What is an Individual Education Plan (IEP)?
Some identified SEN students will have an Individual Education Plan (IEP). The purpose of the IEP is to identify specific targets for these students in order to help them achieve their full potential. The IEP’s will be reviewed after the Progress Tracker has been issued for their year group.
The IEP will show;
- current and target grades/levels
- the support in place for the term
- targets based upon progress or outcomes from their Education, Health and Care Plan
We are a dyslexia friendly school
As with any student who has special needs, we support dyslexic students to overcome their barrier to learning and give them strategies to cope.
We are a dyslexia friendly school which means we use whiteboards and methods of teaching that include kinaesthetic, visual and aural strategies to engage students and help them access the curriculum. For more information about how to support a child with dyslexia, please click on the following link: A Parents’ Guide to Dyslexia
Exam Access Arrangements (EAA)
Some students may need extra support during exams. This may be one or more of the following special exam access arrangements:
- Use of ICT
- Rest Breaks
- Extra Time
Students who the school feel may benefit from additional support during exams are tested in school to ascertain the type of support which would be most appropriate. Even though students may have had access to support during their SAT’s at KS2, it does not mean that it will automatically be the case at KS3 or GCSE. The school has to retest at each Key Stage as required by the exam boards.

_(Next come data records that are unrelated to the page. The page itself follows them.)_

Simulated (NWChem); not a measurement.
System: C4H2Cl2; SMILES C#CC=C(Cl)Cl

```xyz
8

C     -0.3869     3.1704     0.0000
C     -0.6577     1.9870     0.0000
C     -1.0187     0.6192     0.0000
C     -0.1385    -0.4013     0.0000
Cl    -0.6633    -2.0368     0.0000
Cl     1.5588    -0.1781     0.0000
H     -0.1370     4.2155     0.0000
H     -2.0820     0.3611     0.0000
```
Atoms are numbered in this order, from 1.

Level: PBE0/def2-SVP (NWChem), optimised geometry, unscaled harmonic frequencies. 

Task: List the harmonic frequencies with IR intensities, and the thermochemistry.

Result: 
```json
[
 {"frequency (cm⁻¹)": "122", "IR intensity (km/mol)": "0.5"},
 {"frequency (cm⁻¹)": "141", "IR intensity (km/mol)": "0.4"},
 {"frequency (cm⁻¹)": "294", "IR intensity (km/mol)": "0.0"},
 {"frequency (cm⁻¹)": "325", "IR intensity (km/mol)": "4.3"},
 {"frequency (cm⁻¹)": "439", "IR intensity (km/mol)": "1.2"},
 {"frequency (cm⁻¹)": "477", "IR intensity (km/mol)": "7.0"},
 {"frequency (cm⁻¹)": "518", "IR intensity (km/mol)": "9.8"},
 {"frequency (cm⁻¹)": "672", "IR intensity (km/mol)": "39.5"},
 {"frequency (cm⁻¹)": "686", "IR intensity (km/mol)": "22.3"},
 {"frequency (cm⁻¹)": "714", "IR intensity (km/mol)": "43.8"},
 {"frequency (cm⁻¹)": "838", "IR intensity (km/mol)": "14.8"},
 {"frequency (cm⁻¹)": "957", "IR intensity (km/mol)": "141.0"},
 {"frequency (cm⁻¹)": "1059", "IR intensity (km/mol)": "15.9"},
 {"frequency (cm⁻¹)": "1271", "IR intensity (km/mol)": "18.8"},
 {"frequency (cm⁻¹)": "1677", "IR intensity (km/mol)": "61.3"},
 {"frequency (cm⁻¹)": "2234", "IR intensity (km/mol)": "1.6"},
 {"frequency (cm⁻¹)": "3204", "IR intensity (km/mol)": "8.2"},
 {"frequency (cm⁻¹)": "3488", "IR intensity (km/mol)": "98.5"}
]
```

The school will test a student if:
- They have previously accessed exam support at KS2
- Their teacher(s) makes a referral to Learning Support with concerns about the student
- There is evidence from classroom-based assessments that a student needs support during tests
Once a student has been assessed, the school will contact parents with any recommendations. Please note that although we will take into consideration a private educational psychologists report about exam access arrangements, we may not apply to the exam boards with their recommendations. Instead, we have a qualified tester in school, and we will use their recommendations about how best to support a student in exams.
At Tring School we recognise that students make progress at varying rates. At times they may need extra support to help them overcome a hurdle or a problem that within the normal classroom setting, is difficult to do.
We identify students through the use of data produced by their class teachers and try to put in support as quickly as possible. We have a number of strategies at school to support students in achieving good academic outcomes.
Literacy & Numeracy Booster Sessions
Where students may fall behind their expected rate of progress in English and Maths, we have small group booster sessions for six weeks.
Students look at how best they study independently. They try different methods and feedback on what did and what did not work. They can also practice revision techniques using their current work.
Homework Support Club
Homework Support Club is run every lunchtime and on Monday, Tuesday and Wednesday from 3.30pm to 4.30pm in the Learning Resource Centre. Students can self-refer, parents can refer and teachers can direct students to attend if they are not completing homework.
Students who are on the C/D borderline at the beginning of KS4 and performance at KS3 indicates they are at risk of underachieving are given a mentor. A weekly meeting is held to discuss progress, careers and study skills.
Students who are entitled to support during exams from a reader or scribe are given support sessions explaining how to use them efficiently and effectively. Students are also given the opportunity to practise these skills with an invigilator during these sessions.
Having a good vocabulary and spelling is important in making good progress. Our Literacy Coordinator has a different focus for our teaching staff each term, for example spelling or the use of capital letters. This is so that our teachers can be consistent across all subjects in supporting students to improve their spelling, punctuation or grammar. To support students most of our departments produce key vocabulary sheets, and have subject specific vocabulary on their classroom walls.
Key vocabulary lists
Some students find “pre-teaching” of key vocabulary useful before coming across subject specific words in lessons, and so in order to support students and involve parents, we have included vocabulary lists, here on the school website.
Parents can use a word web to teach vocabulary, or simply try spelling tests or quizzes at home. Click on the subject then the year group and topic.
Word webs are designed to teach the correct spelling of key vocabulary, their meanings and related words, to pre-teach students. They are very similar to mind maps and spider diagrams, can be colour-coded and labelled with pictures and symbols.
Special Educational Needs
The main objective of the Special Needs Policy is to assist any child who has a special educational need which is affecting his or her progress at school. The support for students with SEN is coordinated by the school’s SENCO (Special Educational Needs Coordinator) and it is their job to ensure that students with barriers to learning are identified, appropriate interventions implemented and their progress reviewed on a regular basis. Students with significant difficulties are supported by means of Individual Education Plans, which are reviewed and revised as appropriate on a regular basis and parents are informed.
Currently there are approximately 19 students in school who have a Statement of Special Educational Need or an Education, Health and Care Plan (EHCP). However, the needs of all students are constantly assessed by class teachers and the Learning Support Department and where need is identified, specialist staff will assist either by supporting the students in the classroom or by offering short or long term interventions geared to the needs of groups of students if appropriate. Teaching staff in the Learning Support Centre have specialist qualifications in teaching students with learning difficulties. A team of trained Teaching Assistants support students across the age range and across the curriculum. Where other appropriate needs are identified, referrals are made to specialist advisors and outside agencies and parents are informed.
A copy of our Special Educational Needs Policy is available from the school and on the website.